Global warming is routinely blamed for anything that goes wrong in the natural world. It turns out that inequality is the cause of everything bad that happens in the human world. Take this story from Reuters on the rising suicide rate in Japan. Here’s the opening line:
The number of suicides in Japan is likely
to have exceeded 30,000 for the eighth straight year in 2005,
and analysts say a widening income gap is partly to blame for
the nation’s stubbornly high suicide rate.
Usually, a widening in something that causes something else would lead to a worsening of that phenomenon rather than leaving it "stubbornly high." So this is a bit strange. Then there’s the classic, "analysts say." I wonder how many. I wonder what the justification is for saying it. Let’s see:
Suicides rose in 1998 amid an economic slump and the number
of those who take their lives has exceeded 30,000 every year
since then."The bulk of the increase since 1998 is suicides by men who
are middle-aged or older and have either been laid off or whose
businesses have failed," said Masahiro Yamada, a professor at
Tokyo Gakugei University.
Hmm. I thought it was the widening income gap that was the cause of the higher suicide rates. But here the cause seems to be bad economic times. They are not the same thing.
In 2004, there were 32,325 suicides in Japan, or 25.3 per
100,000 people, according to government data. Males accounted
for over two-thirds of the total and health problems were the
most common reason, followed by economic problems.
OK. Health problems and economic problems. Makes sense. (Sort of. How do you generalize in a reliable way about the reason for suicide? Where would the data come from?) But where is the role of the widening economic gap? Where are the analysts saying so?

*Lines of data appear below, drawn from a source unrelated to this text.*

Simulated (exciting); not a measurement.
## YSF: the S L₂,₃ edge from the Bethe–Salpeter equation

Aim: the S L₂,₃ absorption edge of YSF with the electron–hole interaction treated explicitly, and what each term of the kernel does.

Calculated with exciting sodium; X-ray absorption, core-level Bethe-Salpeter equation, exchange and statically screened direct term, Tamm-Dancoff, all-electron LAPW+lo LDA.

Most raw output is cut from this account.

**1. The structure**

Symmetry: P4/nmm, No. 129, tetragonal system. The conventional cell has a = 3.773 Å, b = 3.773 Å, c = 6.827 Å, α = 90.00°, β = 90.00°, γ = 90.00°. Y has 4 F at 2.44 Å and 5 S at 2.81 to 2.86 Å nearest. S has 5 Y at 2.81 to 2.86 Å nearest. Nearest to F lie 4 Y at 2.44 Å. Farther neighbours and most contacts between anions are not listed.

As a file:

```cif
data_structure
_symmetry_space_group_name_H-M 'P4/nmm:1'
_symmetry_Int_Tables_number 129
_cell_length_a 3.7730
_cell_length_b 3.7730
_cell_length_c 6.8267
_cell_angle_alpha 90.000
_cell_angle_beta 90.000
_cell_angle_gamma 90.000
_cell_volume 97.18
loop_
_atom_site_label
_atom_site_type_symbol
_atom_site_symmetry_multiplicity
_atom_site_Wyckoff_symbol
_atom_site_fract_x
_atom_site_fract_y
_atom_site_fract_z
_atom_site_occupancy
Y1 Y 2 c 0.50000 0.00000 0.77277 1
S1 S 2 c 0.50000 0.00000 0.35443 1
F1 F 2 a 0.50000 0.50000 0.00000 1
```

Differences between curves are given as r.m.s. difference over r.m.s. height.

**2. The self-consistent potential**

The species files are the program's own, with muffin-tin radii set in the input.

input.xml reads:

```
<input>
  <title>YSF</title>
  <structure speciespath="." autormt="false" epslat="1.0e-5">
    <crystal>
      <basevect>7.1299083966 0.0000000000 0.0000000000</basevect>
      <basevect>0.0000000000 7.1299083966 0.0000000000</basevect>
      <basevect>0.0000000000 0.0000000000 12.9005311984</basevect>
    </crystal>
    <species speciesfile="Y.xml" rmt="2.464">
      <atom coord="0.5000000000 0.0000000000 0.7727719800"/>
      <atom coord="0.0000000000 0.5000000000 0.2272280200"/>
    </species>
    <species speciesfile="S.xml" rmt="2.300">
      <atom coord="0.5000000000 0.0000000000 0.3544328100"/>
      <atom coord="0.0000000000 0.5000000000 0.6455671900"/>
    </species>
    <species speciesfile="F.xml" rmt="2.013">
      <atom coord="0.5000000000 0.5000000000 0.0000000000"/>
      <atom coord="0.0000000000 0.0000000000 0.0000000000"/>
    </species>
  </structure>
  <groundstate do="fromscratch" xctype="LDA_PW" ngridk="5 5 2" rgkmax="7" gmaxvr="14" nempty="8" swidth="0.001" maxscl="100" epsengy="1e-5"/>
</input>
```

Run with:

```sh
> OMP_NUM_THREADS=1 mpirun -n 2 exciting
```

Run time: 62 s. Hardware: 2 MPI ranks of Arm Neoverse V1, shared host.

Yamada, who has written that an income gap in Japan has
widened recently following the breakdown of a traditional
social safety net such as lifetime employment, said a rising
risk of dropping out of the middle class was behind the high
suicide rate.
So where does that conclusion come from? "Economic problems" and failed businesses are not the same as worrying about dropping out of the middle class. Sounds like more of a wild guess on the part of Professor Yamada rather than an analysis.
Note to Reuters: The letter "s" on the end of the word "analysts" implies there is more than one.